Tapestry of Faith: Faith Like a River: A Program on Unitarian Universalist History for Adults

The Baltimore Sermon

William Ellery Channing was weary of having the epithet "Unitarian" flung at him in disdain. Ever since Henry Ware had been elected to the Hollis Professorship of Divinity at Harvard College, the temperature of public debate between orthodox and liberal factions of New England's Standing Order Churches had risen.

Many theological points were at issue. The turn to liberalism in New England churches had begun with the unitarian notion of the singular, or unitary, nature of God, antithetical to the trinitarian understanding of God as three: Father, Son, and Holy Spirit. But soon the debate widened. Was God a benevolent and loving presence that wanted the best for all humanity, or, as in Calvinist orthodoxy, a wrathful and exacting God? That debate called into question the orthodox idea of the elect, the notion that some are saved and others damned. Soon the orthodox/liberal controversy encompassed not only the nature of God, but also the nature of Jesus; was Jesus fully divine, or fully human, or partly each? Religious people debated the question of human nature—were humans good, and capable of distinguishing right and wrong, as the liberals believed; or, as in the orthodox view, were humans depraved, and captive to sin? And reason—where did that fit in? The orthodox insisted that the Bible alone was the valid basis for religious knowledge, while liberals maintained that the use of God-given reason and conscience was needed along with revelation. With Ware's election in 1805 to head Harvard College, the liberals had taken control of the seminary which was the primary training ground of New England's ministers. This caused great dismay among those of more orthodox beliefs.

By 1812, the young William Ellery Channing became the de facto leader of the Boston liberals following the untimely death of leading liberal Joseph Buckminster. Channing preached about a benevolent, loving God who had endowed humanity with innate goodness, rationality, and the wisdom to discern between good and evil. In a sermon delivered at the ordination of Jared Sparks in 1819 at the new liberal church in Baltimore, Maryland, Channing decided to snatch the label of Unitarian from those who would degrade it and to claim it proudly as his own. His address, "Unitarian Christianity," stands as a hallmark of Unitarian history. As David Parke writes:

The "Baltimore sermon" gave the Unitarians a platform and a spokesman. It placed them for the first time on the offensive in relation to the orthodox. It was very probably the most important Unitarian sermon ever preached anywhere.

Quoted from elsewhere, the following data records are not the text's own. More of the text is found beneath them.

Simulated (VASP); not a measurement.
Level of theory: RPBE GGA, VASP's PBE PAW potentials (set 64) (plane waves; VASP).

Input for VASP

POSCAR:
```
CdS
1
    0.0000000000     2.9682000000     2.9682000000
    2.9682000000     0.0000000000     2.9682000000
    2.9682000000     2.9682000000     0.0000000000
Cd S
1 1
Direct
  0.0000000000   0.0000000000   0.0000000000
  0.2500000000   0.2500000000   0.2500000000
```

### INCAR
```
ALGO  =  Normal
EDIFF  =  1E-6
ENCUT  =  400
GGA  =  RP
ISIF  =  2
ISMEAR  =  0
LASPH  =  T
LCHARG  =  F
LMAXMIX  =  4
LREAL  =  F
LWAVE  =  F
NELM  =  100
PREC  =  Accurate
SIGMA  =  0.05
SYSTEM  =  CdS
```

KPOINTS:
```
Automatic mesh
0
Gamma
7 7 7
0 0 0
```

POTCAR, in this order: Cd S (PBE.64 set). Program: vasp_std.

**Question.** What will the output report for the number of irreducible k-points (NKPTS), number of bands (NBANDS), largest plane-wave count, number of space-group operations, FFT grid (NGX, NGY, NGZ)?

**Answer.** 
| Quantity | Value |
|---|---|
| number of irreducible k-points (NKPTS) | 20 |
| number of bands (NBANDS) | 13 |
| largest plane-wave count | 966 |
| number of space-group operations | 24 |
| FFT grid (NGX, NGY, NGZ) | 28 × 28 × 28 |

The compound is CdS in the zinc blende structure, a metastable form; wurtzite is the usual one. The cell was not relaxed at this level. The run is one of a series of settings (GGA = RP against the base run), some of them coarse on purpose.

In the hour-and-a-half-long address, Channing took on two tasks. First, he established reason as valid and necessary for the interpretation of scripture—not as the only basis for religious belief, but as an aid to revelation, for reading and understanding the meaning of the Bible.

Our leading principle in interpreting Scripture is this, that the Bible is a book written for men, in the language of men, and that its meaning is to be sought in the same manner as that of other books... With these views of the Bible, we feel it our bounden duty to exercise our reason upon it perpetually; to compare, to infer, to look beyond the letter to the spirit...

Having set the stage for biblical interpretation, Channing's second task was to lay out four reason-based conclusions of Unitarian Christians. He began with the unity of God, as opposed to the doctrine of the Trinity. Next, he postulated Christ as fully human, as opposed to having two natures, human and divine. Then he spoke of the moral perfection of God, which negated such doctrines as Original Sin and the eternal suffering of some while others were elected to salvation.

Channing's fourth point was about the purpose of Jesus' mission on earth. He rejected the idea that Jesus' death atoned for human sin, allowing God to forgive humanity. Channing admitted Unitarians differed on Jesus' role in human salvation. Some, he said, saw Jesus' life as a moral example. Others understood Jesus' death leading humans to repentance and virtue. Yet, he said, Unitarians did not consider Christ and his death as a blood atonement for human sin. Channing's fifth and final point was that Christian virtue had its foundation in the moral nature or conscience of humans, defined by love of God, love of Christ, and moral living.

Far from settling the simmering arguments, Channing's Baltimore Sermon brought them to a full boil. The Unitarian Controversy raged over the next quarter century. New England's churches continued to split along theological lines, and, within two decades of Channing's fateful sermon, one-quarter of Massachusetts' Standing Order churches became openly Unitarian. Other Unitarian leaders added defining voices to the movement, but Channing's Baltimore Sermon remains a key turning point in Unitarian Universalist history.